Homes flooded and man swept away as 128mph winds strike
Some of the worst storms for 20 years swept one man to almost certain death and left the city of Carlisle cut off by floods and fallen trees. Thousands were forced to abandon their homes, many of them in boats, and more than a dozen families were rescued by helicopter. Further rain and high winds are forecast for today.
Some of the worst storms for 20 years swept one man to almost certain death and left the city of Carlisle cut off by floods and fallen trees. Thousands were forced to abandon their homes, many of them in boats, and more than a dozen families were rescued by helicopter. Further rain and high winds are forecast for today.
Across northern Britain, gale-force winds of up to 128mph and heavy rains closed motorways, uprooted trees and flooded homes. Similar scenes were seen in Ireland and much of Scandinavia, which also suffered fierce storms.
A police helicopter joined the search for the missing man after the River Aire carried him away at Apperley Bridge, near Bradford. The search will resume tomorrow.
In south-west Scotland, a P&O ferry carrying 100 passengers ran aground, with passengers and crew due to spend last night trapped on board. In Morayshire a man was feared swept away by the River Findhorn and an RAF search was mounted, although no one has been reported missing.
Motorway links with the north were badly disrupted. Stretches of the M6 and M1 were shut and the A1(M) motorway was closed after 25 trucks were blown over in high winds near Darlington.
Cumbria was among the worst-hit areas, with police telling people to stay indoors and declaring parts of the county "disaster zones".
Royal Navy and RAF rescue helicopters airlifted stranded residents off the roofs of their homes as Carlisle struggled against the worst weather conditions it has seen since 1968 and flood water reached the height of kitchen tables. Red Cross volunteers were drafted to help at makeshift reception centres.

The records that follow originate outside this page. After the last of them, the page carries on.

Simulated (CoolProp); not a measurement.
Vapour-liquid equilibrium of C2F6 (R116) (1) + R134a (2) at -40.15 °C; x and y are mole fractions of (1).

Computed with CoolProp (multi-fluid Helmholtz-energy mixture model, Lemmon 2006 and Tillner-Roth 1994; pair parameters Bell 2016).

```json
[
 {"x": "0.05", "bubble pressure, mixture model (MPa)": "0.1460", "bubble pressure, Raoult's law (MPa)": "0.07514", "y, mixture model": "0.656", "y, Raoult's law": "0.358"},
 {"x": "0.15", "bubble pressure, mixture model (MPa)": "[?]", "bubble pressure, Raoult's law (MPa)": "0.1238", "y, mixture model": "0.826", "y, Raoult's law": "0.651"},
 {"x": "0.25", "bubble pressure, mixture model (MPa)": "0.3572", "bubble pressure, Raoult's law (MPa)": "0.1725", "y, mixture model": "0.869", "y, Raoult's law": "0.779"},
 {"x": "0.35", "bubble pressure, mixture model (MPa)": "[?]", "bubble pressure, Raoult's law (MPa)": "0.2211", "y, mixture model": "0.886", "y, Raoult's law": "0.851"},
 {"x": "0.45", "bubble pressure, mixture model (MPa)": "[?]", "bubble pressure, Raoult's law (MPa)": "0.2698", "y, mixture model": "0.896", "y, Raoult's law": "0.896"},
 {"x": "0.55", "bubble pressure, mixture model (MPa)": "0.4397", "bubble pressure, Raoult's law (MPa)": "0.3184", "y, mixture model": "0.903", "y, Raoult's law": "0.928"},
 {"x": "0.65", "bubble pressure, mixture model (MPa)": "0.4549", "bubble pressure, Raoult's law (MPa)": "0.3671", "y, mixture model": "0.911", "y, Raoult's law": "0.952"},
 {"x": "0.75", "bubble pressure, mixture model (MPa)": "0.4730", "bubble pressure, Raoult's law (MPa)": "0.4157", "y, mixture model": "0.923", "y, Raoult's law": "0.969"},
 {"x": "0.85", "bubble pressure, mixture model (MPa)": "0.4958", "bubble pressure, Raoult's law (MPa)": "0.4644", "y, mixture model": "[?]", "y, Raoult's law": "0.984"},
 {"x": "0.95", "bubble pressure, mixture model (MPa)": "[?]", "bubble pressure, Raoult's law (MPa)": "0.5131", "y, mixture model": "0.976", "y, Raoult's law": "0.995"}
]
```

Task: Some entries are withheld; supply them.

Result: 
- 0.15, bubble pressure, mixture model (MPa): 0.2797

Residents, who had earlier watched cars float past them in the street, were forced to spend the night without electricity. The fire brigade patrolled the streets in boats.
Earlier rescue attempts were hampered by the flooding of the city's police station. The amount of water was so huge that fire crews found they had nowhere to pump it.
Staff at a Tesco store on the city's Warwick Road were trapped inside the building by rising waters and were forced to sit out the afternoon behind sandbags. Southern Electric said that 20,000 homes across Berkshire, Oxfordshire, Hampshire, Wiltshire and the Isle of Wight had been cut off.
Elsewhere in Cumbria, the Highways Agency closed parts of Whitehaven because of the risk of debris from buildings being blown down, and in Broughton, near Cockermouth, people were unable to get into or out of the village because a tree had blocked the road. Villagers also reported narrow misses with pieces of buildings being blown around. A police spokeswoman said that Workington was "like a disaster area".
In Scotland, the P&O ferry European Highlander ran aground at Cairnryan, on Loch Ryan early on Saturday morning after being hit by hurricane-force winds. The vessel was left stranded on shingle beach overnight, as adverse conditions restricted rescue attempts.
A lorry driver, Philip Wilson, who was a passenger on the stranded ferry, said everyone was calm on board. "They've fed and watered us for free so that's not been too bad. But they have kept it quiet that we might be here all night."
There were also evacuations in Peebles, in the Borders, Haydon Bridge, Northumberland, and in West Yorkshire where the River Wharfe threatened Otley and Ilkley.
The Met Office said that some parts of north-east England had received the entire average rainfall for January within a single 24-hour period.
Across the North Sea, countries in Scandinavia experienced hurricane-strength winds of more than 75mph, killing one man in central Denmark. High winds and flying debris also left 50,000 homes across Ireland without power as darkness fell last night.